Did you know up to 90% of all communication is delivered through non verbal behaviour? The tone of your voice, the position of your arms, the expression of your face – it all matters when you engage, calm and most especially lead your students.

Great teachers use body language to communicate and establish rapport with students in order to make them feel safe and supported throughout their learning experience. A good teacher blends both verbal and non-verbal communication skills in creating a good relationship with the students, and this has a correlation to student achievement.

Body language gets your message across without having to say anything. Let your students trust you, and help create a supportive learning environment without looking that you’re trying too hard. You can do it!

Here are some suggestions on how to use body language in your classes in order for you to have nice, productive teaching experience.

Smile. Perhaps this is the easiest body language hack in the list! Your mood will change when you smile – your brain recognises the muscles you use when you smile and it will send out happy hormones and reduce stress hormones. It will also send out the message that you are encouraging. Refrain from frowning as it will convey anger. Nobody wants an angry teacher – or person, for that matter.

Establish eye contact at all times. This shows you are engaged, interested and always listening to students. Eye contact means you care. This establishes rapport and trust with your students.

Stand straight. Poor posture is not only unhealthy – it speaks volumes about attitudes, level of interest and respect. Never slump, and always tuck that tummy in. You will notice that your students will mimic your posture too, improving their attitudes and listening skills.

Avoid standing behind a desk, folding your arms, or use any barriers that hide you from your students. These behaviours imply that you don’t want contact with the class. You block your students (physically) making you seem aloof and unapproachable.
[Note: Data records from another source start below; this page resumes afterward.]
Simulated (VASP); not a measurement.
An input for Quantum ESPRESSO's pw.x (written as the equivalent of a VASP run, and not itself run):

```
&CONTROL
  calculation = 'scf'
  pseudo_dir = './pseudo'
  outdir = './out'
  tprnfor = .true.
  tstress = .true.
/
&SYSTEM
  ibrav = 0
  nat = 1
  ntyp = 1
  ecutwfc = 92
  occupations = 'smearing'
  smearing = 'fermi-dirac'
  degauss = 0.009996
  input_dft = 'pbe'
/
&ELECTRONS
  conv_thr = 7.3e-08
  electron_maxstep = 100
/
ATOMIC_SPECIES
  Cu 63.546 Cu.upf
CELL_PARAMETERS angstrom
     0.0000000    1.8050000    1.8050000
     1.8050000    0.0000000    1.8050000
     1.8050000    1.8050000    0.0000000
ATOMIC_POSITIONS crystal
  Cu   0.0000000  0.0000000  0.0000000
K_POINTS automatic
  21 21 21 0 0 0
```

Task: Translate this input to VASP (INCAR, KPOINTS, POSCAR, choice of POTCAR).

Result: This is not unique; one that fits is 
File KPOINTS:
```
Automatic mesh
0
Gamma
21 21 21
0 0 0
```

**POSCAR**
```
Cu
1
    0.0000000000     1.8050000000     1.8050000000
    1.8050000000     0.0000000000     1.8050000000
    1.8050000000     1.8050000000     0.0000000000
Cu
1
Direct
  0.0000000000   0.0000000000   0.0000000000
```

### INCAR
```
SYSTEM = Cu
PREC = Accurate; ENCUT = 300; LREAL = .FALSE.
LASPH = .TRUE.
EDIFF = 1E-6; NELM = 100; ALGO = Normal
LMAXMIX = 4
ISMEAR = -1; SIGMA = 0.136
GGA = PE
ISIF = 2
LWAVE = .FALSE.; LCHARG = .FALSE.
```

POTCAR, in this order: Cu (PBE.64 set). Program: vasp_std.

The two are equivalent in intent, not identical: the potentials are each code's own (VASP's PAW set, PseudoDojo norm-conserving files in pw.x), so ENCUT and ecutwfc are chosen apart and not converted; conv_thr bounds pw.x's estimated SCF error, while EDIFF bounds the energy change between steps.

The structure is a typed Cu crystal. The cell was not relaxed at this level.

The whole classroom is your stage. Use the classroom to establish your presence. Walk around and move into their territory to show interest and nod your head to indicate approval when you pass by. This also decreases the incidence of students that are being off-task, as they want to be always ready to listen when you pass by.

Place your hand on your chin. This little trick indicates that you want your students to think before answering a question and you’re waiting for their answer. No need to remind them!

Wait. Do not rush students when they are answering a question. Relax and be ready to listen. This implies that you are ready to support them and you trust them with their thoughts.